ASU School of Sustainability Professor Arnim Wiek proclaimed this to a rapt group of about 20 on a recent Wednesday night at the HEALab entrepreneurial space on the Downtown Phoenix campus where they had gathered to participate in Prepped, a free, early-stage food business accelerator program designed for ventures owned by women and underrepresented minorities.
Founded in 2016 as a collaborative effort between Entrepreneurship and Innovationa unit of ASU Knowledge Enterprise Development, Edson College of Nursing and Health Innovation and the College of Health Solutions, Prepped welcomed a new partner into the mix this semester with the addition of the School of Sustainability.
The school’s inclusion in the program felt like a natural move, said Ji Mi Choi, associate vice president of Knowledge Enterprise Development at Arizona State University.
“Entrepreneurship and Innovation is always looking for ways to uphold ASU’s design aspirations,” she said. “Prepped already does a good job of valuing entrepreneurship, leveraging our place and being socially embedded. And since sustainability is such a key throughput in all things we do in the university, it just made sense that it should become a core aspect of Prepped.”

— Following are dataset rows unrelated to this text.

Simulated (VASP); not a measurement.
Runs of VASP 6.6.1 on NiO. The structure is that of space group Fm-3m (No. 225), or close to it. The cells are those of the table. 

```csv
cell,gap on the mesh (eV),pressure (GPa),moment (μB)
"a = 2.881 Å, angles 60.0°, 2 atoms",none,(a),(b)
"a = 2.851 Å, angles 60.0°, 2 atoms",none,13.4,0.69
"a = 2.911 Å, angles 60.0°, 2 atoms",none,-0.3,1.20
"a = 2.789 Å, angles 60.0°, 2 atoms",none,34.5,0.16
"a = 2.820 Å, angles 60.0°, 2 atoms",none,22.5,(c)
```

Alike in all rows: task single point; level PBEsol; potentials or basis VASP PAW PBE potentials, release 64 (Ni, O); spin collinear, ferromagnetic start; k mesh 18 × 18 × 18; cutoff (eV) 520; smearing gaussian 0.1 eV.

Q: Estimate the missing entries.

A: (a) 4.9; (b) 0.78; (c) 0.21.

The program is geared toward owners of emerging food businesses that are beyond the idea stage, in revenue and seeking the tools to scale. Now, in addition to the already established curriculum that includes food costing and financial literacy, small business marketing and communication strategies, and permits and licensing, participants of Prepped are learning green business operations so that sustainability is built into their company from the start.
Prepped holds weekly classes each fall and spring, allows for interactive peer learning and provides financial support and one-on-one mentorship with industry experts.
During a recent class taught by Wiek, who contributed largely to the development of the new sustainability-centric curriculum, participants learned about food sourcing — local, seasonal, organic and fair trade.
“We’re trying to teach food economy, not just food enterprise,” said Wiek, who also serves as director of the Sustainable Food Economy Lab. “We want Prepped to be an accelerator of the sustainable food economy, which is slowly emerging across the state.”
That evening, he and guest lecturer Kristen Osgood, program manager for the Rob and Melani Walton Sustainability Solutions Service, shared a variety of helpful tools with participants, including a seasonal availability guide and a sourcing template that can be used to identify green, local sources for ingredients.
The benefit of green, local sourcing is a factor some participants already know well. Hedda Fay, co-owner of Masa’s, a Prescott, Arizona, purveyor of homemade baked goods, attested that not only do some farmers markets require vendors’ products to contain a certain percentage of Arizona ingredients, but “if your packaging is plastic, don’t even bother showing up.”
She doesn’t mind abiding by those standards, though.
“For me, that’s important,” Fay said. “When you can tell a customer, ‘This is from (a local farm),’ or, ‘This is pesticide-free,’ it makes a difference.”
According to Osgood, Fay’s claim isn’t just anecdotal.
“Purpose-driven companies that align their business practices with their values often outperform ones that don’t,” she said. “People are tired of companies that are trashing the planet. They want to buy from companies that share their values.”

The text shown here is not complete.